Chris Lo: What separates the US states that have been successful in their grid modernisation efforts from those that have struggled to make progress?
Mike O’Boyle: I think overall, where you see a higher level of grid modernisation would be a couple of signals – one would be smart meter deployment. In the US a lot of that took place [in] 2009, when the federal government offered some aid to states that wanted to modernise the grid via smart meter deployment, so a lot of states were eager to get those federal dollars by investing in smart meters.
It’s funny – I think there’s the investment side of grid modernisation, which includes the smart meters and the sensors and the communications infrastructure that allows this kind of real-time awareness and customer flexibility. But then there’s a whole other focus on the outcomes of grid modernisation – what are we getting out of this? That really comes down to whether utilities are proactively engaging customers to make the most out of the smart meter technology.
CL: What are the current bottlenecks to moving forward with grid modernisation efforts in many cases?
MO’B: I think there are a couple of trends that are discouraging. One would be where a lot of investment has taken place, but it’s not clear that the utility is realising a lot of the benefits that were promised. So I think a lot of smart meter rollout in the United States has taken place with the promise of a wide suite of potential benefits, including those that I listed earlier. And because of a lack of measurement or clearly defined goals from the investment to begin with, it’s no longer clear that the smart meter rollout, for example, is satisfying cost-benefit analyses and actually benefiting customers.

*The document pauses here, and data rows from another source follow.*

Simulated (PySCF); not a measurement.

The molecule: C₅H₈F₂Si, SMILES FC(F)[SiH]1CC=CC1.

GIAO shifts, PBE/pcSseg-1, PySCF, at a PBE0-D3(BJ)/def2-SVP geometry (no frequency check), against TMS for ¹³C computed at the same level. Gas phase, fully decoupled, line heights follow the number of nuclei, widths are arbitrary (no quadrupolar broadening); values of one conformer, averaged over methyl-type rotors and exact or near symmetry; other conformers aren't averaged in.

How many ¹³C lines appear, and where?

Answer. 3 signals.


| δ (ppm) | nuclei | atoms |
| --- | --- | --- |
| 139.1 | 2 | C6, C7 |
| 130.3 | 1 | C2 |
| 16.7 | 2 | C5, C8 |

CL: The first step mentioned in your recent white paper is the need to conduct an integrated assessment of a grid’s distribution and transmission systems. How important is it that such an assessment forms the foundation for a grid modernisation effort?
MO’B: I think it’s really critical to at least start this process. It can take quite a long time for a utility to do this kind of planning because it’s a relatively new exercise, but I think it’s really crucial, especially where affordability is concerned.
What the distributed resource planning can do is give the utilities a sense of where those resources will defer the need for those capital investments, and give them a sense of what the cost-effectiveness of that could be. It doesn’t necessarily have to be distributed energy resources – it could be a utility investment like capacitors at the end of a line that help to regulate voltage and reduce the amount of waste or losses on the line. It basically allows utilities to communicate with customers in a particular area and procure resources there that otherwise might be dealt with in a more lumpy capital investment fashion, and also be more expensive.
CL: Setting the goals of a grid modernisation programme is the second step; could you go into a bit more detail about the three broad goals that you consider to be the most important?
MO’B: We try to focus on outcome-oriented goals. I think it’s easy with grid modernisation to get really focused on what’s the sticking point right now for individual stakeholders or for the utility. We’re also trying to pick goals that are pretty much universal, as opposed to specific to one or two areas.
So affordability, that’s really a traditional goal for the power sector, to regulate utility rates in a way that promotes affordability. So that’s maintained, but for grid modernisation specifically, I think affordability is really key because you’re making a large investment. The main one that we focus on is peak reduction and system efficiency, where you’re using the smart meter data to take advantage of time-of-use rates, critical peak pricing, things that tend to shift customer demand to cheaper times of day and provide value for the system.
Then reliability – again this is a traditional goal for the system, so we added resilience as well, because this is a big opportunity that grid modernisation presents with the increased real-time awareness of the system. I think when you talk about resilience, really you’re talking about keeping critical infrastructure online. That’s where resilience is really important. It’s also allowing sub-sections of the system to isolate when they go offline instead of creating a cascading outage. So being able to switch those smaller systems off if there’s a localised early issue and prevent the spread.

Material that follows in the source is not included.